Postcard from Hermann Falkenberg to Johanna Meyer

On Tuesday, 17 October 1933, a small ceremony was held in the synagogue at Fasanenstrasse no. 79/80 in the Berlin district of Charlottenburg to mark the expansion of the Jewish community’s elementary school no. 4, next door to the synagogue. Its four new parallel classes were added in response to the “Law against Overcrowding in German Schools and Universities” of April 1933, which restricted Jewish pupils’ access to public schools. The result was a rush of applications to Jewish educational institutions.

A few days before the ceremony, the performer Johanna Meyer (1874–1958) received this postcard asking her to recite a psalm during the festivities. It was sent by the teacher Hermann Falkenberg (1869–1936), a committed lay member of the Jewish community and founder of the liberal synagogue in Schönhauser Allee. The people whose names Johanna Meyer has noted at the top of the card were probably participants in the ceremony: the community’s president Heinrich Stahl, the rabbi of the Fasanenstrasse synagogue Julius Galliner, and the singer Alice Hannes, who had performed alongside Meyer on other occasions. Meyer’s notes also suggest a telephone conversation with Falkenberg about which psalm to recite; they seem to have settled on Psalms 8 and 84.

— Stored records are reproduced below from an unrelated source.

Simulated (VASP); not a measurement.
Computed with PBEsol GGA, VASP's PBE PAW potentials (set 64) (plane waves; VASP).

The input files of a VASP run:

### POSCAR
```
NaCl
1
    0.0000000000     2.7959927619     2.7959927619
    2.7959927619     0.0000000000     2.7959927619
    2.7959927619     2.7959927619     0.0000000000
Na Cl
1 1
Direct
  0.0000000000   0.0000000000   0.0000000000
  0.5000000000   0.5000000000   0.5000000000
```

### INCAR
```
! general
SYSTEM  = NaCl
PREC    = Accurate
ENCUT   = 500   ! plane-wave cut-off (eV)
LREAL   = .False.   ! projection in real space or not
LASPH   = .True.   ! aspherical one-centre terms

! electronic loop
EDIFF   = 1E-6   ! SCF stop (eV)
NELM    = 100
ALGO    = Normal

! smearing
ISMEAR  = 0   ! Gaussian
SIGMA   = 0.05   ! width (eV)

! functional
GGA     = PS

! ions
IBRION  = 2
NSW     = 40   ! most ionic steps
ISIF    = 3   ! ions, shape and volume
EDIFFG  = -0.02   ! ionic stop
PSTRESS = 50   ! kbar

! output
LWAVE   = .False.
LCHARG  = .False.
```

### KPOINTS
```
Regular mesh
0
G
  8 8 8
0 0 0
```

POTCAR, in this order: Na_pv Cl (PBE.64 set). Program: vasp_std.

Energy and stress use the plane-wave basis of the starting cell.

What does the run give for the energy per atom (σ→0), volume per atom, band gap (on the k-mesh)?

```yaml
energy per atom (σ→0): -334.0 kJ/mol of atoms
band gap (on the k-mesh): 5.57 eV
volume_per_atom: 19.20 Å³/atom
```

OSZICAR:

Johanna Meyer, née Löwensohn, came from an affluent family of Berlin retailers. After training as a teacher, she studied drama and then gave voice lessons. She continued working after she married the businessman Eugen Meyer in 1901. In the 1920s, Meyer became familiar to a wider audience thanks to her many radio appearances. With her literary readings, she was one of German radio’s very first female voices.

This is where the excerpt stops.